Wow! After weeks without a winner, there were three winners in last night’s Powerball lottery. Congrats to the winners!
Powerball is a bad bet and an even worse investment. We can all run the math. The WSJ did a nice visual comparing the odds of winning Powerball to other odds. A one in 292 million chance of winning is inconsequential. [As an aside, a 1 in 112 chance of dying in a motor vehicle accident is scary and something we’ve got to improve.]
What was unusual about this Powerball drawing is that the NPV of an investment in a ticket was not far from break-even. There are a lot of practical and technical reasons that made it less than break-even, including the prospect of multiple winners, taxes and the reality that you would have had to buy $560 million in tickets. But even factoring in those considerations, it wasn’t that far off. That doesn’t mean that buying a ticket was a good investment.
Is Powerball a good Investment?
Conscious that the odds were horrible, I bought 10 Powerball tickets anyway; a $20.00 bet on a huge pot. I had some fun and educational conversation about the topic with my kids last night. I encouraged them to not only think about the NPV of the investment but also to look at the distribution of returns.
We considered the question:
Even if buying a Powerball ticket had a positive NPV, would it be a good investment?
In Powerball, for every ticket you buy, you have a 1 in 292 million chance of winning…. and a 291,999,999 in 292 million chance of losing. That is a 99.9999997% chance of losing! Powerball is the ultimate winner takes all scenario. With such high odds of losing, does it even matter if the NPV is positive?
Distribution of Returns Matters
Forget about whether or not the NPV is positive. With the return distribution so skewed -producing a staggering return for the winner and a loss for everyone else – Powerball may be a fun bet but it is a really, really bad investment.
The distribution of returns is worth considering independent of the NPV of an investment. All else equal, I’d take a normal distribution curve over a distribution curve that is skewed with returns concentrated several deviations to the right of right of the mean. A normal distribution curve is indicative of investing. A skewed distribution curve is indicative of gambling.
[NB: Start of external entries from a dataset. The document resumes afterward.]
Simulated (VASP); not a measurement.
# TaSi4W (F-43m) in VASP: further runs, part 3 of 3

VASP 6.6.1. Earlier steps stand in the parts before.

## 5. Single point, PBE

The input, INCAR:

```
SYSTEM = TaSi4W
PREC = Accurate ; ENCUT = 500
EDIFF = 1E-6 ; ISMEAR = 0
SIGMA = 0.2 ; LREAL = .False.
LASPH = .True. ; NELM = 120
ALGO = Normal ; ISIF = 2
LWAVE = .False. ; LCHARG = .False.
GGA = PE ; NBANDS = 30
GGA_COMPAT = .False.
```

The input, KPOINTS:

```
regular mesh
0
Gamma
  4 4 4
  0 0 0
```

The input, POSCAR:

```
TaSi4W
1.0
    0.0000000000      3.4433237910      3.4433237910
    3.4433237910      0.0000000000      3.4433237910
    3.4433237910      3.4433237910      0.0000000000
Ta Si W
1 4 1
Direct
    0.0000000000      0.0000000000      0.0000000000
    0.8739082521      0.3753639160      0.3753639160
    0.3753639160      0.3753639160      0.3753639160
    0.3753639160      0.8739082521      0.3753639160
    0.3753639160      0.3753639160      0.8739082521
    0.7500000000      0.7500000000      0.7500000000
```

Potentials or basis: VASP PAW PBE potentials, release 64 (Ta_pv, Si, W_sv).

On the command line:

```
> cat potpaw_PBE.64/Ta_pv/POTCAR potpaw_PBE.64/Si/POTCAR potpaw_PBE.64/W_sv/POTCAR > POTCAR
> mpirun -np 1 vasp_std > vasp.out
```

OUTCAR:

Spending (note, not investing) 20 bucks on Powerball tickets was still fun and gave us an opportunity talk a little investment strategy at home. That alone was worth the $20, the entirety of which we lost. At least we can take the loss as a tax deduction!
A Footnote: If you care to compare the Powerball (an extreme example) to venture investing, here is a nice piece on the distributions of returns in venture capital. I’m not making the case that venture investing is gambling. However I do believe that investors need to be hyper-conscious of the distribution of returns. Entrepreneurs should be even more aware of this phenomenon.